I have to admire the audacity and passion of the people at e.tv. At first glance, plans to take its 24-hour news channel, operated by sister company e.Sat TV to the UK, might seem suicidally ambitious, but when you think about it, the idea makes a lot of sense.

For starters, I found out recently there are more than four million South African expats living abroad with the majority of them being in Australia, the UK and USA. That's a heck of a lot of people who right now get their news from home online. And online stats seem to indicate that plenty of them are very interested in what is going on in this neck of the woods.

Catalyst

These expats are certainly an interesting market and were probably the catalyst that prompted e.Sat TV to kick off going global by heading for the UK.

As group head of news, Patrick Conroy, said "This will give us access to over 10 million homes in the UK. What is really significant though is that we will have access to the South Africa expat community. If they want news from home it's just a click away"

Is it audacious to believe that eNews will be given a moment's notice by those 10 million homes in the UK and eventually millions more in the USA and Australia?

I don't believe so at all. It will take time, of course, but there is a strong argument for foreign viewers to want a home-grown African perspective to balance what they receive from Sky and BBC.
After all, that's what is making Al Jazeera as successful as it is.

Going global

The really big challenge for eNews will be when it needs to expand its news gathering capacity to major global hotspots, which it will have to do if it intends moving beyond just targeting expats and hoping for big international audiences.

That is going to require extremely deep pockets. It has tried sending news crews to the scenes of big stories in the past but clearly just hasn't had the capacity to stand alongside the big players. Its coverage of the Arab spring was pretty pedestrian to say the least, but at least it tried.

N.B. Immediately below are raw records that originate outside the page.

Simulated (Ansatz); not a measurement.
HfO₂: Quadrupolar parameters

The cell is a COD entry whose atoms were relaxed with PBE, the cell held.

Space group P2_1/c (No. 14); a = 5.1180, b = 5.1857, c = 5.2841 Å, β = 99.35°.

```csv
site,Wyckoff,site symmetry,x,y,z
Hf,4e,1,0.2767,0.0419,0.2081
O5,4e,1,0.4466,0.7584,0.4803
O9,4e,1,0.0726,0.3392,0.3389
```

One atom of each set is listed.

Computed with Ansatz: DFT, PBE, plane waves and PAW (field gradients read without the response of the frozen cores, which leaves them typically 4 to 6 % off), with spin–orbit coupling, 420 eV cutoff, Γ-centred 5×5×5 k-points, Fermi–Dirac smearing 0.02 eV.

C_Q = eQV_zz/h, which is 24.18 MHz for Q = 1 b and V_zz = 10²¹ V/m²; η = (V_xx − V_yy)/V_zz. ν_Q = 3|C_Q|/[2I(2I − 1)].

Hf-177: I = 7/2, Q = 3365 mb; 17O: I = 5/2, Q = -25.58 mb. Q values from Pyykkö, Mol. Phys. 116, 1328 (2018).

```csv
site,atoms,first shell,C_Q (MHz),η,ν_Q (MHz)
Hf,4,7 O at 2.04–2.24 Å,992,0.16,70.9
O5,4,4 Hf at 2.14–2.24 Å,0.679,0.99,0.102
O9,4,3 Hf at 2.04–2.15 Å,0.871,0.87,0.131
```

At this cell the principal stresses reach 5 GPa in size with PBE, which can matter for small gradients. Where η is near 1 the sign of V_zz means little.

But e.tv is very good at doing little steps. When it was first launched no-one in the industry gave it a hope in Hades of becoming sustainable. When it made its first profit, it surprised a lot of people.

Pretty popular

It is now the most watched news service on the DStv bouquet. eNews Prime Time at 7pm on e.tv continues to grow its audience since it launched in 1999. It is the most watched English language news broadcast in South Africa with an average of three million viewers every night.

But, what really excites me about all this is that I have long argued that in order for South African television to remain sustainable it has to look abroad. Just as DStv has done.

It is also vital that if government is to keep insisting on local content quotas, that the local content that is produced is put together in a way that makes it saleable overseas.

Some of our soaps are incredibly expensive and because of their rigid parochial nature they are by no means exportable. Which is crazy.

News is just out too that SABC is also going to launch a 24-hour news channel but I somehow can't get as excited about that as I am about e.tv.

Quite simply because the very reason why e.tv prime time news is the most watched in the country, is that viewers just don't believe what they're being fed by the SABC. Until such time as the SABC gains a lot more credibility, its 24 news service will be just as poorly supported as its local bulletins are.

About Chris Moerdyk: @chrismoerdyk

Apart from being a corporate marketing analyst, advisor and media commentator, Chris Moerdyk is a former chairman of Bizcommunity. He was head of strategic planning and public affairs for BMW South Africa and spent 16 years in the creative and client service departments of ad agencies, ending up as resident director of Lindsay Smithers-FCB in KwaZulu-Natal. Email Chris on moc.liamg@ckydreom and follow him on Twitter at @chrismoerdyk.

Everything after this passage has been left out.